I plan on buying more CiM sangre when I run out, since by far, it is the easiest transparent red that I have found to work with.

Thursday, April 29, 2010

CiM butter pecan

A while back I reviewed CiM ginger and made a comparison bead with butter pecan, which was pretty identical with the rods I chose. There is quite a bit of variability in both these colors, and the rod color has a lot to do with the color the finished beads turn out. Butter pecan is a good pink to choose for human sculptural forms (think caucasian goddesses and angels) with the warning that it does get pretty drippy. Not quite as soft as ivory but close, and it stays hot for a long time. In the packet of glass I received, there was a lot of variation in rod size, the one I chose to do tests being about 4mm and the largest 7mm.

Plain butter pecan is creamy with an ever so slight streakiness that disappears if the bead is worked at all. With silver foil there is some yellow fuming, but not as much of a surface reaction as I was expecting. I don't really care for the pearly effect reducing the silver and encasing it has here.


What I do dig is the combination of copper leaf and butter pecan. I will be making some sort of beads with this. The iridescent blue of reduced triton looks nice against the neutral background, but I don't really care for the dark chrome of triton without the dots of clear.



Butter pecan is supposed to be a less reactive alternative to ivory and I wanted to do a test bead to see how close they were. I don't think they are very close, but particularly with a test I did on nile green opalino, the test bead may not indicate what really happens when other colors are involved.

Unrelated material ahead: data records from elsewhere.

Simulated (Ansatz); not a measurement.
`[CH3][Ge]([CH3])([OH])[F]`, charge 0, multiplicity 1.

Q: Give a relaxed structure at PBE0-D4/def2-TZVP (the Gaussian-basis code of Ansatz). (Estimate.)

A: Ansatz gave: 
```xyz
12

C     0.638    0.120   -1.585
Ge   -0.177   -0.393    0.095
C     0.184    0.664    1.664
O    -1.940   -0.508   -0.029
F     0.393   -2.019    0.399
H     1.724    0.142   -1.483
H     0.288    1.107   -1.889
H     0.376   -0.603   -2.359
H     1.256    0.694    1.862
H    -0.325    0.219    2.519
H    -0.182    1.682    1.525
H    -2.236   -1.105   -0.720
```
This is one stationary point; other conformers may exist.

I tested butter pecan with tuxedo in the middle and intense black on the right to see which, if either, would web and what would happen. Tuxedo and butter pecan are about the same degree of softness when melted, so each pretty much kept to itself. Intense black stayed crisp on the butter pecan, but webbed the dots of butter pecan on top like crazy.


Plum silver does pretty well on butter pecan, developing a nice lustre and not having too bad an edge reaction. Copper green does form a slight grey line, but not as bad as on some other colors. EDP bleeds like crazy when placed on top of butter pecan, and the way the butter pecan forms a clear dot in the middle is wild.


I'm glad I have this color in my palette and will be buying more when I run out. I am thinking of some seaside themed beads and I think this color will be one of the main ones I will be using.





Tuesday, April 20, 2010

Effetre very cherry

It seems I bought a whole lot of Effetre at once. This is a very deep red, if a cherry it's an overripe Bing. It comes out as a semitransparent, very deep red. The rods I got were about 9mm, and thus I was a little nervous about heating them, but I shouldn't have worried. While not melting as slowly as a transparent, they are certainly stiffer than the 436 dark red special, and not at all shocky. In terms of hue, I am strongly reminded of CiM bordello.



Since this is a semitransparent color, I wanted to see what it would look like self and encased. The left bead is a self spacer, the second is over clear and the 3rd over white. All look dark red and the self one is a very deep, very rich red.


With silver this color really looks cool. A hint of this can be seen on the left bead, with some bluish effects, but it really shines (literally) in the rainbow irridescence of the middle bead, which is silver foil melted in, reduced and encased in clear. Copper leaf encased in clear is not impressive.



With a nod to Pat Frantz and Dragonjools in their blogs, I couldn't wait to see what it did with DH aurae. There is no visible reaction in the 2 beads on the left, which are aurae reduced and psyche, which would not reduce for me. Under encasement aurae looks very cool blue and green and triton the same, only darker. In fact, I can't really tell what the base color is in my poor lighting.




I wanted to see what would happen over ivory and discovered two things. The first is that it doesn't react as a gold pink would by producing an ugly black spot and the second is that very cherry is a striking color. Yes, there are dots of very cherry on top of the ivory dots in the bead on the left. It doesn't do anything ugly with copper green, but I don't care for the way it looks brown over the green.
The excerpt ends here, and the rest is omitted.